Bullshit. Trump’s allegation isn’t even statistically plausible.
Just Security:
The Limited Effects of Fischer: DOJ Data Reveals Supreme Court’s Narrowing of Jan. 6th Obstruction Charges Will Have Minimal Impact
But even if the result of the Court’s ruling is to invalidate Section(c)(2) charges against those who attacked the Capitol, as the data below reveal, the government has many tools in its tool kit to hold accountable those individuals criminally responsible, and the decision will have minimal impact on its cases against the great majority of those already convicted or charged.
Rick Hasen/Election Law Blog:
Supreme Court Hands January 6 Rioters a Win in Fischer Case, But It Likely Won’t Help Trump Beat Similar Charges Against Him (Should He Ever Go To Trial on Election Interference)
The key holding in Fischer v. United States is to read the obstruction statute so that “the Government must establish that the defendant impaired the availability or integrity for use in an official proceeding of records, documents, objects, or as we earlier explained, other things used in the proceeding, or attempted to do so.” Rioters were not interfering with evidence, so even though they were trying to stop the counting of electoral college votes, they could not be charged with obstruction under this particular statute.

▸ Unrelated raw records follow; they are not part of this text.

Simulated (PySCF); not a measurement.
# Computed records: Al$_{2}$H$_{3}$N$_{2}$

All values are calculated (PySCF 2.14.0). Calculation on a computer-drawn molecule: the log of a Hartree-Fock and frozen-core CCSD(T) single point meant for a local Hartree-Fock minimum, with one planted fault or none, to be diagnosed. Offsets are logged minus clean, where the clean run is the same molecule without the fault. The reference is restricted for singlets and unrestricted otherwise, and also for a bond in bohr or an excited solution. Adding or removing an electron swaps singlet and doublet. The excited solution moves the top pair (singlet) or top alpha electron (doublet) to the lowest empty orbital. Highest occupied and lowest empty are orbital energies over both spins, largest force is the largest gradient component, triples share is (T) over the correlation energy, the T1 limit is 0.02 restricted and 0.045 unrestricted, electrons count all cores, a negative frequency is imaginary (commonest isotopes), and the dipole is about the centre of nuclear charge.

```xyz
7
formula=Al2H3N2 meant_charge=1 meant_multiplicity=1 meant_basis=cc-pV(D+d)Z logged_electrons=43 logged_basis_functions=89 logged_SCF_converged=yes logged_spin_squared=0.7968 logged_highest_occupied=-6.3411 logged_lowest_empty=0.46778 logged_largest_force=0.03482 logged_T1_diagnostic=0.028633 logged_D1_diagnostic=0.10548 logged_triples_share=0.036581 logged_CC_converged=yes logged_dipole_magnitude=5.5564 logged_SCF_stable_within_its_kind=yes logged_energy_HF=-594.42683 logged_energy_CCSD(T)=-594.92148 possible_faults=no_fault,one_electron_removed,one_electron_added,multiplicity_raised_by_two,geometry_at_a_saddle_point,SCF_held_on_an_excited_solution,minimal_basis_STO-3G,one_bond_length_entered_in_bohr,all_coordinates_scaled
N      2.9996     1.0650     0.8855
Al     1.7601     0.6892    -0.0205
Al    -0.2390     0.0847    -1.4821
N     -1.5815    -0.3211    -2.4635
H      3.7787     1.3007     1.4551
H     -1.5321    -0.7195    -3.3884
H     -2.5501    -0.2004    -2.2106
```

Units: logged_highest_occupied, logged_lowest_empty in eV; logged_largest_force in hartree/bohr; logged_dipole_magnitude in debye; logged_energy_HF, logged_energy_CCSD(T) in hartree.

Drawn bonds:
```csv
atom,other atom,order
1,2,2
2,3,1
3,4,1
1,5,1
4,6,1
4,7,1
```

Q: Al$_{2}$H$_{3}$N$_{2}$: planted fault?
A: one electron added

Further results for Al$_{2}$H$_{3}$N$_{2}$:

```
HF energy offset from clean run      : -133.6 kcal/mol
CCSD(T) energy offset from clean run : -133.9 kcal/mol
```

But Trump allegedly did try to obstruct the proceeding with evidence: the fake electors scheme. So those charges could potentially go forward. (We are still waiting on the immunity ruling which impacts those charges, and Trump likely has run out the clock on the trial before the election.)
Inside Climate News:
Supreme Court Overturns Chevron Doctrine: What it Means for Climate Change Policy
The high court sweeps away a ‘Goliath’ of modern law, weakening agencies’ legal authority as courts weigh Biden’s policies to cut greenhouse gases.
The decision to overturn Chevron fulfills a long-held wish of conservative groups that seek a smaller role for the federal government. They are led by a network funded by the Koch family, which made its billions in the petrochemical industry. Although small fishing operations brought the case against federal regulators, they were represented by a titan of conservative law, former U.S. Solicitor General Paul Clement, and lawyers for the Cause of Action Institute, which shares an address and personnel with the Koch-funded organization Americans for Prosperity.
Ironically, the 1984 case articulating the deference principle, Chevron v. Natural Resources Defense Council, was an anti-regulatory decision. In that case, a unanimous court upheld a Reagan administration air pollution regulation that environmentalists challenged as too weak.
That rule was issued by an Environmental Protection Agency then led by the late Anne Gorsuch, a fierce opponent of regulation. Her son, Supreme Court Associate Justice Neil Gorsuch, today wrote a lengthy concurring opinion affirming the wisdom of sweeping away the Chevron precedent, finding the reason in the roots of common law, from ancient Roman law to the efforts of King George to control the American colonies.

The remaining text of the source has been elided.